November 19, 1992

Let's give Reps. Helen Delich Bentley and Benjamin Cardin credit where it is due.

The recently re-elected members of Congress not only traveled to Linthicum for the Anne Arundel Trade Council's annual fall membership dinner last week, they did their best to show county residents they will not be forgotten now that they do not have their own congressional representative.

Attending the dinner was a smart thing for them to do. Almost two weeks after the election, Anne Arundel residents remain suspicious that redistricting -- which fractured their single congressional district into parts of four other ones -- has left them in the keeping of representatives whose main concerns lie elsewhere. Mrs. Bentley, R-2nd, and Mr. Cardin, D-3rd, tackled that fear head-on, pledging not to make Anne Arundel an "orphan" and spending an hour answering questions.

Unfortunately, their message was mangled by the absence of Anne Arundel's other two congressmen-elect, Wayne Gilchrest, R-1st, and Steny Hoyer, D-5th. Not attending or even sending a representative wasn't a smart move.

Mr. Gilchrest had prior appointments, and Mr. Hoyer was traveling with the Democratic congressional leadership to meet new members -- both legitimate excuses. But considering the touchiness of the "orphan" issue, and that together they represent three-fourths of the county, Messrs. Hoyer and Gilchrest should have sent emissaries as a sign of commitment -- not just to the local business community, but to an entire county looking for reassurance. As one who has voted pro-business more than anyone else in the delegation, Mr. Gilchrest especially should have made sure he was represented.

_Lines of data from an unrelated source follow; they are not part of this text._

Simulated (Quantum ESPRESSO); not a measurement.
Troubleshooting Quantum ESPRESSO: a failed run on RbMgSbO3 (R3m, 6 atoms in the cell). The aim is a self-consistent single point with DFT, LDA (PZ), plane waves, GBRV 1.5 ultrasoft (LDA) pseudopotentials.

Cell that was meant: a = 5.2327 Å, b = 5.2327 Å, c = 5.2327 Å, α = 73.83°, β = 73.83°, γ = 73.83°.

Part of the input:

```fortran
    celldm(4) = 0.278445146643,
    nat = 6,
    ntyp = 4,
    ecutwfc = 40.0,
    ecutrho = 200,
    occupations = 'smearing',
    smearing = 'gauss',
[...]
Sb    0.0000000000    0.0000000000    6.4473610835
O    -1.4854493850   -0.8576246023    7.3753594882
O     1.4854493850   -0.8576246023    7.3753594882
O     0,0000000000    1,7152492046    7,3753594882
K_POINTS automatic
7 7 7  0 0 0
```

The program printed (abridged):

Even more than Mr. Cardin and Mrs. Bentley, Mr. Hoyer and Mr. Gilchrest have made a point of trying to reassure Anne Arundel residents that redistricting will not hurt them. Mr. Gilchrest, who lives across Chesapeake Bay, said repeatedly during his campaign that geography doesn't matter. Mr. Hoyer intones that four congressmen will do more for the county than one.

They have plenty of time to prove they're right. For now, though, Anne Arundel still feels it was done dirty when the maps were redrawn. If the politicians want to win countians' trust, they had better not ignore them.